I have the following method to clean up strings:
public static String UseStringBuilderWithHashSet(string strIn)
{
var hashSet = new HashSet<char>("?&^$#@!()+-,:;<>’\'-_*");
// specify capacity of StringBuilder to avoid resizing
StringBuilder sb = new StringBuilder(strIn.Length);
foreach (char x in strIn.Where(c => !hashSet.Contains(c)))
{
sb.Append(x);
}
return sb.ToString();
}
However, strings such as [MV] REOL ちるちる ChiruChiru
or [MV] REOL ヒビカセ Hibikase
do not get cleaned up.
How can I modify my method so it can turn one of the above strings into for example:
[MV] REOL ChiruChiru
You're trying to solve this exhaustively by filtering out everything you don't want. This is not optimal as their are 100,000+ possible characters.
You may find better results if you only accept what you do want.

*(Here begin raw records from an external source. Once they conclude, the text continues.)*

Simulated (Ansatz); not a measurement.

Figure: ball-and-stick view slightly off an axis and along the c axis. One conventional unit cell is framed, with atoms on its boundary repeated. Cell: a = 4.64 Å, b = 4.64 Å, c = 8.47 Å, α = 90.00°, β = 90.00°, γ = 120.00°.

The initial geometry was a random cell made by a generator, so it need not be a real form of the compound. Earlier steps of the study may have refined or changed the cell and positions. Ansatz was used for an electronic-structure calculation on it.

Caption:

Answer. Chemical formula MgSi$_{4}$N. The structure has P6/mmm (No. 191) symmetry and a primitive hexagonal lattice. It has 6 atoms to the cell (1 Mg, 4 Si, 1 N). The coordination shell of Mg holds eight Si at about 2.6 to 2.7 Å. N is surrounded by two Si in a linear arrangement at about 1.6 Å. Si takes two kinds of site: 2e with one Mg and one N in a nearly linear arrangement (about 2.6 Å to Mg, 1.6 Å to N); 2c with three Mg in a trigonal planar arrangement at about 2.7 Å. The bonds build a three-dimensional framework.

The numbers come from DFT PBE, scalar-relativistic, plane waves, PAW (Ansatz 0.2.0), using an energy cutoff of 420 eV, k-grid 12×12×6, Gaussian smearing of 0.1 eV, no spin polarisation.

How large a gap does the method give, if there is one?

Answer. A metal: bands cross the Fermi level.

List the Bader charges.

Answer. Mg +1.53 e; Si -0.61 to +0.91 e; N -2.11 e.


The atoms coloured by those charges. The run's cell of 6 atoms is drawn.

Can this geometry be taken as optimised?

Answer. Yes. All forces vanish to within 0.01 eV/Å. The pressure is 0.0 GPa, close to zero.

public static string CleanInput(string input)
{
//a-zA-Z allows any English alphabet character upper or lower case
//\[ and \] allows []
//\s allows whitespace
var regex = new Regex(@"[a-zA-Z\[\]\s]");
var stringBuilder = new StringBuilder(input.Length);
foreach(char c in input){
if(regex.IsMatch(c.ToString())){
stringBuilder.Append(c);
}
}
string output = stringBuilder.ToString();
//\s+ will match on any duplicate spaces and replace it with
//a single space.
return Regex.Replace(output , @"\s+", " ");
}